Politicians have failed to set this right in the past 52 years. An obdurate bureaucracy has, in fact, exacerbated the problem by perpetuating the stranglehold of the ruling elite and making it almost impossible for fresh talent to break in. Except in areas like politics, movies and sports, which is one reason why these professions attract so much of popular excitement. These are windfall professions, where you can come from nowhere and (if you get the right breaks and can capitalise on them) you can well turn out to be an overnight millionaire. Like Sachin Tendulkar or Shah Rukh Khan. Or, for that matter, old Laloo. They did not make it because of networking or family background or lots of cash that launched them. They worked hard and were plain lucky to get the right breaks at the right time and who cares if some of them turned a blind eye to propriety.

But for most of India, it does not happen this way. Ambitious kids find that their parents cannot afford to continue their education. They end up on the mean streets, not knowing what the future holds for them. Brilliant students end up as frustrated clerks in PSUs and government offices, not knowing how to break out of their circle of despair. Some of the traditional jobs have now reached a dead end. School teachers, receptionists, factory workers. None of them know how to break out of their private hells.

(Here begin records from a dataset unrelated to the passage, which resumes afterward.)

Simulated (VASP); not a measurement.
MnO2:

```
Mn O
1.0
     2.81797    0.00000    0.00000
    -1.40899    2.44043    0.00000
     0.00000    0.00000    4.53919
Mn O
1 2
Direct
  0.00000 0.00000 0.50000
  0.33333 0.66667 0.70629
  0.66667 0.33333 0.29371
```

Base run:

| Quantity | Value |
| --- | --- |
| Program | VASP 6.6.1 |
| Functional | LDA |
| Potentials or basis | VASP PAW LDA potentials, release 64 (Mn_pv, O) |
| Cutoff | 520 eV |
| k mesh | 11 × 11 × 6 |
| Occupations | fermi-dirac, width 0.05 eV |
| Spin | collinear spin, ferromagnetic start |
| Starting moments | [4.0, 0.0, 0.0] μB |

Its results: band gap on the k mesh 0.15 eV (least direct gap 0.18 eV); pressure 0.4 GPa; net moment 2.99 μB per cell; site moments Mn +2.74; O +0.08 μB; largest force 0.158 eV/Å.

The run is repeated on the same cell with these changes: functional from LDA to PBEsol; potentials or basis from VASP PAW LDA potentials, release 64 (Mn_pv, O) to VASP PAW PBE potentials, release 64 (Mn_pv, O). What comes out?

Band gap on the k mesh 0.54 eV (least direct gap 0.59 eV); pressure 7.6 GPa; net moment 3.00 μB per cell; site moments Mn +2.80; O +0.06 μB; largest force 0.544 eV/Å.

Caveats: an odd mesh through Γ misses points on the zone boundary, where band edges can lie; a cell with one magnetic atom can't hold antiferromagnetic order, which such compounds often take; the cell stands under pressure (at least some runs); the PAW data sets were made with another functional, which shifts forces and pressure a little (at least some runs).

That could be another reason why children no longer want to pursue careers that had once attracted their parents. For many of these careers no longer look as exciting, as socially meaningful as they once did. So they are looking for new alternatives. IT jobs. A break in television or movies. Journalism. Modelling. And, now, crime. For these are professions where you start as equals with the next guy and, if you can deliver, nothing stops you from making it to the very top. There is a romance to it also, as Satya showed. The romance of risking your life to get where you want to.

A bit like Che if I may so. The romantic revolutionary battling an unequal system and trying to win. Even in defeat there is glory and the making of history. That is why, cutting across caste and creed and community, young people are migrating towards the criminal underworld. It offers them excitement, a quickening of the pulse, the rush of adrenaline in the blood. It also offers them the opportunity to punish those whom they see as bloodsuckers in a corrupt and unequal world.

What is the solution? It is difficult to say but perhaps the dismantling of the old order will help. As the economy opens up, more and more young people will hopefully move away from jobs and find their own entrepreneurial opportunities. The Internet will almost certainly be the great leveller, offering everyone an equal chance to showcase his genius. You will no longer need expensive real estate to sell your wares. You will be able to access capital from all over the world if the local banks refuse to fund your ideas. Like Kaizad Gustaad did while making Bombay Boys. The hegemony of the old business class is slowly giving way to a newer, freer order where skill will increasingly attract the resources required to make it profitable.

But the State must also act. The blatantly corrupt system that frustrates young people must yield way. The traditional business elite must allow new enterprise to grow and flourish. Banks and financial institutions must respond to the changing marketplace and back new ideas, new talent instead of funding the same, despicable gallery of rogues who cheat them again and again. The initiative for change must come from a younger bureaucracy, a political order that respects enterprise.

If this does not happen, frustrations will only increase. Crime will continue to grow and flourish. Because whatever the society you live in, when everything else fails, the weak and the helpless have only one solution to their problems. And that is violence.

In a tough, unheeding world, they know that is the only way they will be noticed.

In fact, that is the only way they can beat the corrupt system that keeps feeding on itself to stay in power.